There was also a performer playing a pan flute, which if you've seen that episode of South Park would understand why I found that so funny.

Next on the tour, we went to Intinan Museum. This museum was small, but very informative, which appealed to my history teaching father. We got to take our photos while standing on the equator line. The demonstrations the guides provided were fun, such as showing how water swirled in different directions when funneled through a hole while on opposite sides of the equator, shrunken heads, and tribal dances. The next leg of the tour took us to the Ciudad Mitad del Mundo, or "Middle of the World," which is a large monument constructed in 1979 to honor a French expedition in 1736 to map the equatorial line. We enjoyed some local beers and coffee at the shops nearby before taking the bus back into the city and heading back to the apartment. It was a great first day.

The next morning, we headed down to Centro Histórico, or "Old Town," which is the oldest part of Quito, to witness the weekly changing of the palace guards at the presidential palace on Plaza Grande or Independence Plaza. The President of Ecuador, Rafael Correa, appeared on the balcony and waved to all of us in the crowd. It was the first time I have ever seen a president of a country in person before. It was cool to see the long standing tradition in person, as guards lined the square, road in on horses, and there were even police present in riot gear. Unplanned, we ended up running into some people my dad knew from the church he had been attending while living there, and we all went to grab coffee and lunch together after the ceremony concluded.

After lunch, we walked to the Basílica del Voto Nacional, which the largest neo-Gothic basilica in the Americas. Building began in 1892, and I had never seen a church this big before in person. It reminded me of the types of architecture you would find in Spain. We climbed the steps to the top of the spires, where we had magnificent views of the most historic parts of Ecuador. Although we did not visit another famous landmark in Quito, the "Virgen de Quito" statue atop El Panecillo, we had a great view of the hill and the statue atop from the church. You can see the spires and the statue in the picture to the right. I was impressed with the beauty of the architecture in this part of Quito.

Our next stop in this part of the city would be a hostel I had read about online that was supposed to have a great rooftop bar. My dad had warned me that he hadn't experienced a lot of nightlife since he had been in the city, so I wanted to try and find somewhere laid back where we could drink a few beers and maybe meet some other travelers. It took a little exploring to find the appropriately named Secret Garden hostel, we found our way onto the roof and rested our weary feet on the beautiful patio, drinking tall bottles of South American beer. Originally I thought we might just have one or two and head home, but we began getting into convesation with interesting travelers from Germany, Ireland, the Netherlands, and other interesting places. As the sun set, a fire was started in the pit and dinner was served, so we stayed and watched the historic downtown light up. We shared stories and cigarettes with our new friends, and if I ever find myself in Quito again in the future, I know exactly where I will be staying.

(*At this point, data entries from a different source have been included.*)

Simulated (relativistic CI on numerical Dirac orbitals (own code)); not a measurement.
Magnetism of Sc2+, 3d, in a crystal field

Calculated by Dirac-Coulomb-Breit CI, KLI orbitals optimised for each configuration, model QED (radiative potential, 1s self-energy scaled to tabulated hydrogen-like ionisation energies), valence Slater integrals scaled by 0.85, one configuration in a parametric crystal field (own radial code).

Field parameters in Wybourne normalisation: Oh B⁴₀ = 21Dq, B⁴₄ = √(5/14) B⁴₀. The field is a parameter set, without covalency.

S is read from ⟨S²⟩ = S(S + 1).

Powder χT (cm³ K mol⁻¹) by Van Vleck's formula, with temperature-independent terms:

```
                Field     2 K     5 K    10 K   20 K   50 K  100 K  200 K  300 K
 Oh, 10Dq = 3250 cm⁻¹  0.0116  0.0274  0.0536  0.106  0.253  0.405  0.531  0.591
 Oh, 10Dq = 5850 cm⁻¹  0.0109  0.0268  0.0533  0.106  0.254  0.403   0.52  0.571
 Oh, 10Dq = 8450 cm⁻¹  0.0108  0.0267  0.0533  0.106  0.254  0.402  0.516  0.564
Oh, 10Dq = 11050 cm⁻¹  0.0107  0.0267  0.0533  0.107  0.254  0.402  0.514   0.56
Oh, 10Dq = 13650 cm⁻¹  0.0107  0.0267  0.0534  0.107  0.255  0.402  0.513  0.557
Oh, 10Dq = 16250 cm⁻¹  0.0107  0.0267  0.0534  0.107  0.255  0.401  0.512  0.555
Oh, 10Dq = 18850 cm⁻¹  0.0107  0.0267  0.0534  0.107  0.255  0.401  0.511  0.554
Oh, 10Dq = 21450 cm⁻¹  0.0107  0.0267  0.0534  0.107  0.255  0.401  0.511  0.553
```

The next morning, we had breakfast and then took a cab to a popular gondola called the Teleferico, which takes visitors up a few thousand feet on the western slopes of Pichincha, an active volcano. We got there early enough to be one of the first people up the mountain, and our early arrival also ensured a clearer view of the city before the inevitable clouds blew in for the typical afternoon rain showers.

From the Teleferico, there are trails you can follow that take you up the rest of the mountain volcano, which dad had ventured up a few times (but never all the way to the top). After about an hour or so of hiking (which is a lot more difficult than it sounds at that altitude - over 10,000 feet) we reached a sketchy part of the trail, which is where my dad had turned around each time he had made it that far when previously hiking up there. We thought about turning back, but earlier on our hike had picked up a solo traveler (ironically enough also from Texas) and when we saw him successfully maneuver the part of the trail to continue on-ward, we decided we too would try to take on the mountain. After that, we caught up with some more hikers (this time from Holland), and we felt a little bit better about continuing up the sometimes treacherous trail. After a couple hours, we made it all the way to the top! At over 14,000 feet, it was definitely a challenging experience, but both dad and I knew we were thankful to have done it. It's not everyday you can say you climbed to the top of a mountain volcano in South America!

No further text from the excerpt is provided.